On 5/3/24 00:23, Bjorn Helgaas wrote:
On Thu, Mar 07, 2024 at 04:36:06PM -0600, Bjorn Helgaas wrote:
[+cc Hannes, who did a lot of related VPD work and reviewed the
original posting at
https://lore.kernel.org/r/20210715215959.2014576-6-helgaas@xxxxxxxxxx/]
On Thu, Mar 07, 2024 at 05:09:27PM +0100, Josselin Mouette wrote:
When a device returns invalid VPD data, it can be misused by other
code paths in kernel space or user space, and there are instances
in which this seems to cause memory corruption.
More of the background from Josselin at
https://lore.kernel.org/r/aaea0b30c35bb73b947727e4b3ec354d6b5c399c.camel@xxxxxxxxxx
This is a regression, and obviously needs to be fixed somehow, but I'm
a bit hesitant to revert this until we understand the problem better.
If there's a memory corruption lurking and a revert hides the
corruption so we never fix it, I'm not sure that's an improvement
overall.
I don't want to drop this, but we're kind of stuck here:
- I'd still like to understand the problem better.

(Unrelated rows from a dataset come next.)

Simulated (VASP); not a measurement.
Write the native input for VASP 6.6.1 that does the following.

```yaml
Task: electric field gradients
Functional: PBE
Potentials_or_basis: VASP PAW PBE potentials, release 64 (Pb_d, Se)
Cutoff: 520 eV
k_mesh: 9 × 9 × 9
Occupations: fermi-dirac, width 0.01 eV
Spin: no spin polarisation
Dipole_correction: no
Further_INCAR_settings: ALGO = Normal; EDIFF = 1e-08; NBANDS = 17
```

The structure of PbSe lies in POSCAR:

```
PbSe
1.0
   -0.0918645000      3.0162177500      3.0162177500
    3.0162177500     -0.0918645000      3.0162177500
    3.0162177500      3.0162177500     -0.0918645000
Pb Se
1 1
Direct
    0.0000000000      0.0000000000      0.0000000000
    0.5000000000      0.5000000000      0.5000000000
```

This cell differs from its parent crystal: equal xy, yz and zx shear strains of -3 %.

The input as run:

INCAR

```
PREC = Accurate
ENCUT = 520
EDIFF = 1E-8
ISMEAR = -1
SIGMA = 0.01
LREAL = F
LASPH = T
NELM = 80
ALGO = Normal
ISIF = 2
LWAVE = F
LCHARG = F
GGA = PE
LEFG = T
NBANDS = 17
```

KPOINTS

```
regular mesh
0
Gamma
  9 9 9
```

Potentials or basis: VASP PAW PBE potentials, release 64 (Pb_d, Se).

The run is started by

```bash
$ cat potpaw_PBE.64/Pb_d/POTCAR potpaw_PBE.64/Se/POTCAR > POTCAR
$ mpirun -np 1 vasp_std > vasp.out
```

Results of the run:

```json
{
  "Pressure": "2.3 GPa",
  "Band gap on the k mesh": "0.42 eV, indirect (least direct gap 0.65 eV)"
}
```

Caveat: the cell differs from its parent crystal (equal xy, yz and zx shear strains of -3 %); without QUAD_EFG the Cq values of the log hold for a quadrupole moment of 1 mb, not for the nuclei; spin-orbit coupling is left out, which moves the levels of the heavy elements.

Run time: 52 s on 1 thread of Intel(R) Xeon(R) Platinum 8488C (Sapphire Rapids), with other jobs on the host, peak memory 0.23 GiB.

- Trivially, I can't apply patches lacking the appropriate
signed-off-by; see https://git.kernel.org/pub/scm/linux/kernel/git/torvalds/linux.git/tree/Documentation/process/submitting-patches.rst?id=v6.6#n396
Right. Again.
So: Problem is that VPD data is a self-describing stream of serialized
TLV records. The records themselves have no internal consistency check,
so any data read is assumed to be correct. If there is an error during
decoding we really should not continue, as everything beyond that error
cannot be relied on.
However, the assumption was that the read data is correct, so in getting
an error the very assumption leading us to interpret the data as VPD
records is invalid, too.
But question remains: was the data correct until the error?
Or was the error earlier, and we just mis-interpreted invalid data?
In my original patch I used the second attempt, as this will pretty
much guarantee that all VPD data will be correct. It has the drawback,
though, that for some cards we won't be able to read the VPD data, even
if they would provide valid data until the error.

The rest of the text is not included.